Arthur Grumiaux is born to be a Mozartist. Listen to his Mozart VCs with Sir Colin Davis!


----------



## HerbertNorman (Jan 9, 2020)

Shostakovich 1 & 2
Dvorak
Sibelius
Mendelssohn
Bruch
Tchaikovsky
Brahms


----------



## Kreisler jr (Apr 21, 2021)

Brahms
Mendelssohn
Shostakovich 1
Bach E major
Mozart #3


----------



## ORigel (May 7, 2020)

Beethoven 
Brahms
Bach Double
Bach A Minor
Sibelius
Shostakovich 1
Berg
Vivaldi RV278 
Mendelssohn
Schoenberg
Tchaikovsky
Bartok 2
Stravinsky

Stravinsky, Berg, Schoenberg, and Bartok 2 may be too dissonant for the OP's taste.


----------



## Animal the Drummer (Nov 14, 2015)

KevinW said:


> Arthur Grumiaux is born to be a Mozartist. Listen to his Mozart VCs with Sir Colin Davis!
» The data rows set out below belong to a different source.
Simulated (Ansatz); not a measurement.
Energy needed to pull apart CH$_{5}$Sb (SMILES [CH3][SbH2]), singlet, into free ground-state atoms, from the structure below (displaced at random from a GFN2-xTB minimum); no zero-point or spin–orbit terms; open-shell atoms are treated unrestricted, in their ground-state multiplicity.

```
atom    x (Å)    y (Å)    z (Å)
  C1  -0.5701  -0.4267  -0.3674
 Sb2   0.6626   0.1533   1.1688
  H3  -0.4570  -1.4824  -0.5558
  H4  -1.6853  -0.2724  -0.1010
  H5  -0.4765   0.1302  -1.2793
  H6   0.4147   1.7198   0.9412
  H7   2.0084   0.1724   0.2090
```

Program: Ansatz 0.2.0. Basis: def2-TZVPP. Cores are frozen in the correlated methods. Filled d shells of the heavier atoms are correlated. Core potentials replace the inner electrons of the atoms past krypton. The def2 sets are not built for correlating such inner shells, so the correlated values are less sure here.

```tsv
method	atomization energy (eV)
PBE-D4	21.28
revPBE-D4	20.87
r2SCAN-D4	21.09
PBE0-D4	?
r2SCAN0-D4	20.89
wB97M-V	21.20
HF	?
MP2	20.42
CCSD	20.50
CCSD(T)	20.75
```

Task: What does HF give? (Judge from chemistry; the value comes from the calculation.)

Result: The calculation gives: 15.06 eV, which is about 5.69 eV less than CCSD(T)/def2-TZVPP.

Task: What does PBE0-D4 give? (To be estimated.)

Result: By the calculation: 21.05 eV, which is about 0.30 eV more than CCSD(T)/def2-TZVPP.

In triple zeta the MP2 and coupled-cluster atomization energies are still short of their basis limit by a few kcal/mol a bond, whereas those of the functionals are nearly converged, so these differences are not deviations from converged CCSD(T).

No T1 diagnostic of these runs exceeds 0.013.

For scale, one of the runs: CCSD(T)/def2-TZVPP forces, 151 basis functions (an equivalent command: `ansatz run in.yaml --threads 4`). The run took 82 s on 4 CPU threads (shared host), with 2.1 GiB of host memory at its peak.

Absolutely, and his Bach is magnificent as well. Incidentally he was also a far better pianist than I, who have played the piano for more than 60 years and am not bad for an amateur, will ever be. Good thing I'm not the envious type!


----------



## BoggyB (May 6, 2016)

KevinW said:


> Mozart 7 Violin Concertos


There are seven?? I thought there were five plus the concertante. I'll google this later today.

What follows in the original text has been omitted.